Surely the general rule is correctness first and performance second? That means using doubles unless you can convince yourself that you'll get fidelity required using floats.
The thing to look at is the effective size of one bit the coordinate system relative to the smallest size you intend to model.
For example, if you use earth coordinates, 100 degrees works around to around 1E7 metres.
An IEEE 754 float has only 23 bits of precision, so that gives a relative precision of only about 1E-7.
Hence the coordinate is only accurate to around 1 meter. This may or may not be sufficient for the problem.
I have learnt from experience to always use doubles for the physics and physical modelling calculations, but concede that cannot be a universal requirement.

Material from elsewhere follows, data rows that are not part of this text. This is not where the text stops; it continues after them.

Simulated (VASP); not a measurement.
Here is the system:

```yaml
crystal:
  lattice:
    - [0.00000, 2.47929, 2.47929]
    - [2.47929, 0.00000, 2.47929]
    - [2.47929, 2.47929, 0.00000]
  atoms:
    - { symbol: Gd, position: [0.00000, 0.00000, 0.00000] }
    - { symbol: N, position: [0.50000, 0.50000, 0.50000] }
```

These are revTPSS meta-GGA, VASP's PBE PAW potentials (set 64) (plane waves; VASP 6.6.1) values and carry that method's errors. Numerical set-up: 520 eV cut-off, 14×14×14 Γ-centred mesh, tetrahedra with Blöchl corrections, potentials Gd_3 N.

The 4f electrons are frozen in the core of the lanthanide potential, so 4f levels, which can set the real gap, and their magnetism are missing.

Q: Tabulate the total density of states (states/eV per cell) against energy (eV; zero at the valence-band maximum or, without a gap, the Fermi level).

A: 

It does not of course follow that the rendering should be using double; you may well want that as a float.
I used typedef in a common header and went with float as my default.
typedef real_t float;
I would not recommend using templates for this because it causes huge design problem as you try to use polymorphic/virtual function.
Why floats does work
The floats worked pretty fine for me for 3 reasons:
First, almost every physical simulation would involve adding some noise to the forces and torques to be realistic. This random noises are usually far larger in magnitude than precision of floats.
Second, having limited precision is actually beneficial on many instances. Consider that almost all of the classical mechanics for rigid body doesn't apply in real world because there is no such thing as perfect rigid body. So when you apply force to less than perfect rigid body you don't gets perfect acceleration to the 7th digit.
Third, many simulations are for short duration so the accumulated errors remain small enough. Using double precision doesn't change this automatically. Creating long running simulations that matches the real world is extremely difficult and would be very specialized project.
When floats don't work
Here are the situation where I had to consider using double.
Latitude and longitudes should be double. Floats simply doesn't have good enough resolution for most purposes for these quantities.
Computing integral of very small quantities over time. For example, Gaussian Markov process is good way to represent random walks in sensor bias. However the values will typically be very small and accumulates. Errors in calculation could be much bigger in floats than doubles.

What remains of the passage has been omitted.